Ethereum announces a new framework Open Intents Framework, why is L2 still discussing scalability?
Author: 0xFacai, BlockBeats
On February 20, the Ethereum Foundation announced the launch of the Open Intents Framework, driven by over 30 teams from various fields of the Ethereum ecosystem, to accelerate interoperability across the entire ecosystem. According to the EF official statement, this is a modular and open framework designed to allow any chain to seamlessly convey intents to users and enhance cross-chain user experience.
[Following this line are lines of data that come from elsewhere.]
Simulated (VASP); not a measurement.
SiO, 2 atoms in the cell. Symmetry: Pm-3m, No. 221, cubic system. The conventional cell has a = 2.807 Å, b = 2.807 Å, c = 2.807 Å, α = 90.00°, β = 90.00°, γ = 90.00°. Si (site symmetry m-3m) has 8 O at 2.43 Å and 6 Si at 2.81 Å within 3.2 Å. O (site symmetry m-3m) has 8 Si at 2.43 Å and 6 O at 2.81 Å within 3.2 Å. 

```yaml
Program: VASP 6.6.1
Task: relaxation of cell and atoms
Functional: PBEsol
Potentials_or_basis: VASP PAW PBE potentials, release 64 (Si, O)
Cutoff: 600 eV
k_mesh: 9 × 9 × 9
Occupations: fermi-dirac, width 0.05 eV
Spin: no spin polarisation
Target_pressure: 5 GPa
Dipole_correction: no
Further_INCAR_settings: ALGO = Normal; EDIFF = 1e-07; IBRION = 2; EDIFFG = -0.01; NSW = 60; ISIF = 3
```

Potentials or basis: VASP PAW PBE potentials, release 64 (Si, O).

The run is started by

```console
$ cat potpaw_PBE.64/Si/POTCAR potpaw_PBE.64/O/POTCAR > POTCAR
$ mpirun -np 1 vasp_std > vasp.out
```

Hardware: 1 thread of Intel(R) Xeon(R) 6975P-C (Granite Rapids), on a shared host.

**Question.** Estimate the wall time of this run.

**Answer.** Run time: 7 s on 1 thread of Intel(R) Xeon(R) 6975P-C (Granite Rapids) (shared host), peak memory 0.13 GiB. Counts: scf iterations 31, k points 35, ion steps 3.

Clearly, this new framework from EF aims to promote further liquidity integration and cost reduction among its L2 ecosystems. In recent months, discussions about the "L2 feeding back L1 capabilities" have been quite frequent. Due to the continued weak performance of ETH prices, dissatisfaction with the economic landscape of the Ethereum ecosystem has intensified, with many believing that L2, as an important component of the ecosystem, has not and cannot capture the value of ETH itself.
L2 Crisis, More Than Just "Feeding Back"
L2 feeding back L1 to help ETH capture value has been the dominant imagination of the crypto industry regarding the future of the Ethereum ecosystem over the past few years. However, the "rental situation" of Ethereum L1 over the past year has been far from the initial vision.
Taking Arbitrum as an example, it charges a 10% fee to Layer 3 platforms within the ecosystem, while as a Layer 2 platform, it only pays 2% in fees to Ethereum. After the Blob mechanism went live, the average operating costs of L2 plummeted even further.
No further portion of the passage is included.